447 Using Precipitable Water and Showalter Index Sounding Climatologies to Better Predict Heavy Rainfall Events in American Samoa and Developing a Flash Flood Thresholds Based on Observed Gauge and Sounding Data.

Tuesday, 8 January 2019
Hall 4 (Phoenix Convention Center - West and North Buildings)
Taylor Pechacek, Mississippi State Univ., Mississippi State, MS; and I. Gumbs Jr.

Scientific flash flooding research hasn’t been performed on the island of American Samoa since the mid-1960s. The National Centers for Environmental Information (NCEI) and the University of Wyoming’s Meteorological Department provides historical observational sounding data for the entire world. These databases are used in research and to support operational forecasting. A climatology of precipitable water (PWAT) and Showalter index (SI) was completed for the Weather Service Office in Pago Pago, American Samoa, which was important for this research project as a sounding climatology had not been available to the forecasters in Pago Pago. Additionally, rain gauge data was compared to the NWS storm events database to assess where the current thresholds were.
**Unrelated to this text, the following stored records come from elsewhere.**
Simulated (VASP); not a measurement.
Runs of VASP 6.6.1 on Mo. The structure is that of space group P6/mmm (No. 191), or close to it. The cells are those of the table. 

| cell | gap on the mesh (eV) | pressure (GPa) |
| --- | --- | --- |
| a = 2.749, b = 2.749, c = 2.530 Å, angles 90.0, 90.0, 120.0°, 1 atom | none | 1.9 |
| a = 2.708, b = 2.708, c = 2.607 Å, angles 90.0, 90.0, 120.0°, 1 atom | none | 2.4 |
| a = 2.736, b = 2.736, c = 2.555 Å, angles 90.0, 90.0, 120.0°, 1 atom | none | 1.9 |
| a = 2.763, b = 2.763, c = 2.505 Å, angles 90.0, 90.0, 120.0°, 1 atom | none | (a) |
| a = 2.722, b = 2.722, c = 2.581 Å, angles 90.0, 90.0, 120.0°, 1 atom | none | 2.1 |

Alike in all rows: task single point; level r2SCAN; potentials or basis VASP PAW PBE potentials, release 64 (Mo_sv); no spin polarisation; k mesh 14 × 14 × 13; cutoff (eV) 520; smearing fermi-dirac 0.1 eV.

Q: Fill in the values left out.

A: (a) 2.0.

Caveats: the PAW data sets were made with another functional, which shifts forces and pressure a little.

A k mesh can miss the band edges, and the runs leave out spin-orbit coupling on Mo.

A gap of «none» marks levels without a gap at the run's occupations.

A discussion of the methods and programming used and the forecasting applications will be presented. In addition, a potential rainfall index will be developed from previous literature and findings from this research to assist in operational forecasting and issuance of flood products to better protect life and property. Additional uses and data will be discussed further with examples of applications to operational forecasting and verification of the research.